Psalm 34; Isaiah 61:10-11; Galatians 4:4-7; Luke 1:46-55
ST MARY the VIRGIN (transferred from Sunday Aug 15)
One of my earliest, maybe the earliest, memory of ‘public life’ (as opposed to the domestic whirl of play and family and pets and school and church) was the fall of Saigon. My mom would drop me off at my grandparents’ house early while she went to work, and they’d take me to school after breakfast, which was always a 50-50 blend of oatmeal and brown sugar and two slices of bacon crisped right to the edge of charcoal. My grandfather and I would watch the morning news on his black-and-white tv, which otherwise was on only for Bonanza and Cardinals games. The news was a blur of maps with provinces fallen overnight and press secretaries trying to explain things away and helicopters hurling themselves off the embassy, the people jumping to catch their landing gear in the desperate hope to get away while there was time. The sense of inevitability and frustration at the waste of so many lives–for what, precisely?–was heavy in the room, a room where we were all proud of the WWII and Korea service of almost every male member of the family. Why do I feel, this morning, like I’m back on Spiller Avenue in Lebanon, in that red cedar-shingled house, with the smell of bacon and coffee and exhaustion and inevitability hanging in the air? Perhaps I need to turn off the news…

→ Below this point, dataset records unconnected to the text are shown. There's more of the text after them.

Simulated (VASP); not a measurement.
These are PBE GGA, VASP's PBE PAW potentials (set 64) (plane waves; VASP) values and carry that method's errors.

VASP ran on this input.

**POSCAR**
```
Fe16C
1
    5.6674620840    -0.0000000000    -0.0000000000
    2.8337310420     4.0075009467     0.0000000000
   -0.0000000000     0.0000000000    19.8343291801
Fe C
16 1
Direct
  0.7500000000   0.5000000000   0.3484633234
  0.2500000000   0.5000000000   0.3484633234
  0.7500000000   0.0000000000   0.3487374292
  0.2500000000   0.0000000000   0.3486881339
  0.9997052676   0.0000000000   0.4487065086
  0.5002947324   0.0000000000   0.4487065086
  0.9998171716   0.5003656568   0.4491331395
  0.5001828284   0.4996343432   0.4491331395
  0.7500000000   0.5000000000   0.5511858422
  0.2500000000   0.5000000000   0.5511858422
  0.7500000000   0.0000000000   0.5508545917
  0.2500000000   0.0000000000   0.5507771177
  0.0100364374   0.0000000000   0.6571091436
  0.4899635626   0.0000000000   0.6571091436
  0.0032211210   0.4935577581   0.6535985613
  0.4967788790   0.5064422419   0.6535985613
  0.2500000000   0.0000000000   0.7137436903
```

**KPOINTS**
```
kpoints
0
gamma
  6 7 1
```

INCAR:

The life of the Blessed Virgin, whom we honor today, is one which must have been marked more by sorrows than smiles. Remember that she could have been stoned, or at least shunted off into despised obscurity, for being pregnant–all Joseph had to do was say ‘not mine’ for her act of faith to turn out painfully. Remember that the prophets in the Temple smile at the Baby in her arms and say that ‘a sword will pierce your own soul also.’ Remember that she starts her motherhood by being a refugee from the soldiers hunting her in the dark. Remember that Joseph disappears from the text after Jesus’ 12th birthday–most scholars assume because she’s widowed. That her neighbors think her Son is insane. That she gets to stand at the foot of the cross and watch Him of Whom she can say “this is my body, given for you,” slowly choke to death in the hot sun of a Palestinian spring. There was a lot of frustration and inevitability, no doubt, just no bacon and coffee to fortify her.
And like any devout Jew, she would have taken comfort in the oft-repetition of the Psalms. Like today’s appointed Psalm, 34. ‘Many are the troubles of the righteous, but the Lord will deliver him out of them all.’ Many are our troubles, friends. Anyone watching the news this morning, if they’re my age or older, must feel a sense of having hit the repeat button on the history machine, and not for one of the happy episodes like the American Revolution or the Emancipation Proclamation. But one of the things that makes the Blessed Virgin more than just your ordinary run-of-the-mill saints is that she walked with constant dogged faith through the ordinary run-of-the-mill frustrations and despairs and sorrows that inevitably come to both the righteous and the unrighteous, as God sends His rain on both. One of the reasons she, and we, can walk through this life graciously is because, if we let it be, the book of Psalms can guide us through all the emotions and triumphs and letdowns of ordinary, frustrating, possibly inevitable run-of-the-mill daily reality. It’s more fortifying even than coffee and bacon, if such things can be said out loud.
Many are the troubles of the righteous, but the Lord will deliver him out of the all. Let us make that our prayer this deja vu depressing day.